While the subject matter and scale may vary, the point of view and core preoccupations remained consistent over Demme’s 31-year directorial career. The heart of Demme’s cinema, whether he was paying his dues in Roger Corman’s drive-in factory or directing a structurally ambitious Toni Morrison adaptation, was his persistently curious and empathetic nature.

That’s why one of Demme’s signature visual motifs was an optical point of view shot in which one character conversing with another would look directly into the lens — the technique was most famously used in “Silence of the Lambs,” but it exists throughout Demme’s cinema and is employed in endlessly fascinating ways. A key film in establishing Demme’s use of these intensely subjective point-of-view shots is his 1979 thriller “Last Embrace,” a Hitchcock homage in which the director uses the device both to encourage audience identification and to induce severe discomfort and unease; often characters are talking directly to Roy Scheider’s hero (us), but there are also times when they look into the camera after Scheider has completely left the room — so what’s the point of view? The constant tension between identification and the breaking of that connection is what gives “Last Embrace” its power, and it’s a filmmaking idea Demme would further develop and refine in “The Silence of the Lambs” and his 2004 remake of “The Manchurian Candidate.”

THE MANCHURIAN CANDIDATE, 2004, ©Paramount Pictures/courtesy Everett Collection
“The Manchurian Candidate”©Paramount/Courtesy Everett Collection

Taken together, “Last Embrace,” “The Silence of the Lambs,” and “The Manchurian Candidate” form an unofficial trilogy of Hitchcock-influenced thrillers in which Demme steadily absorbs the master’s cinematic language into his own; in “Last Embrace” the influence is explicit in the form of visual quotations from “Psycho,” “Vertigo,” and “North by Northwest,” but by the time “Manchurian Candidate” rolled around the references were more subtle, effective, and complex. “The Silence of the Lambs” looms larger in the cultural firmament, but “The Manchurian Candidate” is Demme’s crowning achievement as a genre stylist and the most effective synthesis between the political concerns of his documentaries and his greatest strengths as a dramatist. Its recent reissue as a special edition 4K release provides the perfect opportunity to discover or reevaluate a film that was politely received in its time but which has only grown more prescient and resonant with every passing year.

“The Manchurian Candidate” is, of course, a remake of John Frankenheimer’s 1962 classic, though it’s probably more accurate to call it another adaptation of Richard Condon’s 1959 novel; Demme and screenwriters Daniel Pyne and Dean Georgaris wisely avoid most of the 1962 film’s most famous set pieces and replace them with contemporary corollaries and shifts in emphasis that retain the spirit of the Frankenheimer film without competing with it. Considering how beloved the original film was and is among cinephiles, the fact that Demme’s reimagining met with decent reviews is somewhat surprising (and must have been a nice change of pace for Demme after the critical shellacking he took on his previous film, a remake of “Charade” called “The Truth About Charlie”). What even the most astute commentators of the time could not have grasped, however, was how firmly Demme had a grip on where the culture was headed — his vision of a populace bombarded by electronic stimuli that erode rational thought and a balanced perspective has proven to be more relevant than even Demme himself likely imagined.

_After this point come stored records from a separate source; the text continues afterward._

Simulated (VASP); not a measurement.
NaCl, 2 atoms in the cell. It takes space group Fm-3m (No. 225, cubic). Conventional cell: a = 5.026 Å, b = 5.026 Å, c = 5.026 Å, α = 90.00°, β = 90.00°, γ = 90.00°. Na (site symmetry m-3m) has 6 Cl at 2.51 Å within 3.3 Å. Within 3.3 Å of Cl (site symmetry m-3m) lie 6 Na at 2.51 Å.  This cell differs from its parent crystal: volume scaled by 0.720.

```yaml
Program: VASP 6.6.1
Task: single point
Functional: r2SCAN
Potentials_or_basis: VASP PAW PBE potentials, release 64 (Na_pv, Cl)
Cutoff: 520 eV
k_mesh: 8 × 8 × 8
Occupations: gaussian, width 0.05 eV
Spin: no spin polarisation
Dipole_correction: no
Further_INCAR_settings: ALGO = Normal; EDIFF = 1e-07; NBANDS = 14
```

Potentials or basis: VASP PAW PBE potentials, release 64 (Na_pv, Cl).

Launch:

At the time he was making the film in 2003, Demme felt like he was playing catch-up with current events. Although the movie revolves around an incident in the first Gulf War, the movie was conceived before the invasion of Iraq, and thus, Demme and his screenwriters scrambled throughout production to incorporate references to the new war in their film. One of the movie’s most effective devices is a constant cacophony of pundits heard coming from television sets, radios, and computers, often so deep in the sound mix that their exact words can be difficult to make out; the conceit allowed Demme to update the film right up until release, as he re-recorded the political commentary to reflect and satirize the events of the moment. While one might think this would date the film, it actually has the opposite effect — it’s one of the key components that make “The Manchurian Candidate” not only timely but timeless.

THE MANCHURIAN CANDIDATE, Liev Schreiber, 2004. ©Paramount/courtesy Everett Collection
‘The Manchurian Candidate’©Paramount/Courtesy Everett Collection

For while Demme feared that he was always a step behind the times, he was actually ahead of them in seeing how various forms of “content” would proliferate to a point that would drive many Americans to a state of constant psychic chaos. “The Manchurian Candidate” revolves around Major Bennett Marco (Denzel Washington), a Gulf War veteran plagued by nightmares that make him believe an act of heroism he and his fellow soldiers witnessed by now-Vice-Presidential candidate Raymond Shaw (Liev Schreiber) didn’t actually happen — a theory that gains credence when Marco finds an implant in his body and begins to believe that he and his colleagues are being manipulated by a multinational corporation whose tendrils reach into every facet of American politics and business. (The company, Manchurian Global, is the film’s sly replacement for the original movie’s communist government.)

It’s not really a spoiler to reveal that Marco’s suspicions are proven correct, but what’s interesting about the film is that he’s a hero whose mind is never clear — he’s constantly operating on limited sleep, manipulated by forces beyond his control, and his grip on reality is compromised by an inability to step aside from the visual and aural clutter that fills his world. Demme’s camera, as usual, provides a direct link between Marco’s state of mind and the viewer’s, both through an abundance of those optical point-of-view shots and through production design that acts as an extension of the chaos in Marco’s head — his apartment, for example, is an onslaught of set decoration comprised of what seem to be thousands of old newspapers and other unnecessary but proliferating items. Although the movie is filled with conversations, its effect is the opposite of what one usually experiences while watching “talky” films; there’s a jittery kinetic energy at every moment because, in nearly every scene, there are layers of media going on behind and around the characters. TVs are constantly running in the background, along with electronic billboards and computer printers spitting out documents; like Marco, we never really get a moment for reflection or contemplation, and by the time the film’s harrowing climax rolls around, we feel as unsettled and assaulted by chaos as our compromised hero.

The jolt one gets from watching “The Manchurian Candidate” in 2024 comes from realizing that while Marco is driven nearly insane by his surroundings, he’s living in a state that we all now experience for most of our waking hours. The sensory overload that makes Marco crazy felt slightly heightened in 2004, like “The Manchurian Candidate” was a science fiction film taking place in the near-future. Now, the onslaught of content and information — much of it unreliable — that we get from our constantly refreshing devices has made us all Major Marco, a haunting notion given where “The Manchurian Candidate” goes. Frankenheimer’s original was one of the more disturbing and bleaker American films of its era, and Demme’s movie is even darker (a coda designed to take some of the sting out of the chilling climax is the film’s one perfunctory and unsatisfying moment). Yet, as dark as it seemed in 2004, we really had no idea that the fate Demme envisioned for the doomed Bennett Marco was even more frightening than it seemed — because it was our own.

“The Manchurian Candidate” is newly available in a 4K special edition from Kino Lorber Studio Classics.